Sundance Growth Raises a Quick $125 Million for Debut Fund
Early support from investor Accolade Partners helped swiftly drive the private-equity firm’s debut software investment fund to its upper limit
Sundance Growth, a software-focused investment firm founded by former Accel-KKR dealmaker Christian Stewart, has hit a $125 million upper limit for its debut fund in one of the more difficult private-equity fundraising markets in recent memory.
“We lucked out in having a strategy and a background that appeals to a lot of [investors],” said Stewart, who founded Sundance after around eight years on the growth-investment team at software-focused firm Accel-KKR.
The Fund
Sundance Growth Fund I reached a final closing in well under six months and benefited earlier this year from support by Accolade Partners, a fund-of-funds manager that also was an early investor in Accel-KKR’s funds. Accolade, which invests in first- and second-time funds of venture and growth firms, was won over by the combination of Stewart’s hustle and the track record he built at Accel-KKR, according to Atul Rustgi, a managing partner at Accolade.
“They are arguably one of the best—if not the best—firms in software private equity,” Rustgi said of Menlo Park, Calif.-based Accel-KKR. “They‘re a great training ground.”

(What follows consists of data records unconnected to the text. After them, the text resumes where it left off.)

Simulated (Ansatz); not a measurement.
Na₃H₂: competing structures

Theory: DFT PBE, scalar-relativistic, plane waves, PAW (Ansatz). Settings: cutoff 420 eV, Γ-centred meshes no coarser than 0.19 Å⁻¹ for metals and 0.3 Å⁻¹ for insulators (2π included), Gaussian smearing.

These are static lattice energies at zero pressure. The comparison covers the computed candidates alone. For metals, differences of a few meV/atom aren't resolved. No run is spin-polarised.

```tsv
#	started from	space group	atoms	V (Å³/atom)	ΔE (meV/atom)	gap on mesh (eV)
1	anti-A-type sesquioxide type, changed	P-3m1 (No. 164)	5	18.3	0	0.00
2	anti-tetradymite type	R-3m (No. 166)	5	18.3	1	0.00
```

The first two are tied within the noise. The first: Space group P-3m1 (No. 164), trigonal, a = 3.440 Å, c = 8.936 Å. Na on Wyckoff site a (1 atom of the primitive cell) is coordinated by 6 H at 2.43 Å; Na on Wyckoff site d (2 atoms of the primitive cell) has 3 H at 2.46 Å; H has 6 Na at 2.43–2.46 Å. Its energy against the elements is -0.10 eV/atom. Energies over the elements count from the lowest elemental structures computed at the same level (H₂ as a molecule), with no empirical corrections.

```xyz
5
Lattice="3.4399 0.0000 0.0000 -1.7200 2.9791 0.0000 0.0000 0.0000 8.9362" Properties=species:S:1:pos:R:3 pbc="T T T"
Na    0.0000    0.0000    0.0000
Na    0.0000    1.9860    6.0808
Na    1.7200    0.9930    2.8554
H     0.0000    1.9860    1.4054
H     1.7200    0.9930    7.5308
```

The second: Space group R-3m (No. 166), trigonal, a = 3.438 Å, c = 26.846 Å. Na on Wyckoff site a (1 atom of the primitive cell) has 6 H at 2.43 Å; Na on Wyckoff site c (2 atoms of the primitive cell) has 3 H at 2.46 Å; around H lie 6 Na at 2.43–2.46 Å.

Washington-based Accolade’s commitment as well as work by placement agent Pacenote Capital helped Sundance quickly garner additional investor capital, pushing its fund past a $100 million target, according to Stewart. In addition to Accolade, the debut fund has attracted capital from eight other institutional investors, including endowments, foundations and a firm that operates as an outsourced chief investment office, he added.
Stewart has recruited Sean Cooley, formerly with Kayne Anderson Capital Advisors, as a vice president at Sundance and Trey Jackson, a recent graduate of Brigham Young University, as an analyst. He said the firm also plans to add an experienced associate as well as an operating executive.
The Strategy
Sundance targets investments in growing business-to-business software companies with $3 million to $10 million in annual recurring revenue.
“Those companies really don’t have a home today,” Stewart said. “They’re not venture. They’re not traditional growth, because they’re not growing fast enough, and they’re not private equity, because private-equity firms don’t want to take on the [cash] burn.”
Sundance typically makes minority investments, but over time can expand its stakes in certain companies it backs to majority positions, Stewart said. It aims to help the companies it backs grow to a point where they become attractive takeover targets for strategic buyers or other private-equity firms at higher valuations than they would currently attract, he added.
The firm plans to invest in about six companies and is far along in the process with two potential deals, Stewart said.
The strategy resonated with investors beyond Accolade, said Sam Cannon, managing partner at Pacenote Capital, which worked with Sundance to find investors for the fund.
“Christian’s discipline around fund size and desire for a concentrated portfolio is a breath of fresh air for [investors] who too often see [firms] maximizing fund size and thus being forced to do either larger deals or more deals, or worse yet, both,” Cannon said.
The Context
Sundance Growth raised its debut fund at a particularly challenging moment for first-time fund managers, as more cash-strapped investors concentrate their commitments with established firms.
Last year, U.S. firms closed at least 46 first-time private-equity, growth investment and turnaround funds, raising $9.2 billion—but that was down from 121 such funds that closed on $21.5 billion in 2023, WSJ Pro Private Equity reported earlier this year, citing data from research-provider PitchBook Data.
However, Rustgi said investors like Accolade favor first and second funds as they often generate strong returns.
“Our entry point is usually a fund one or fund two,” he said. “They’re hustling harder and they’ve got a chip on their shoulder to make sure every deal is perfect.”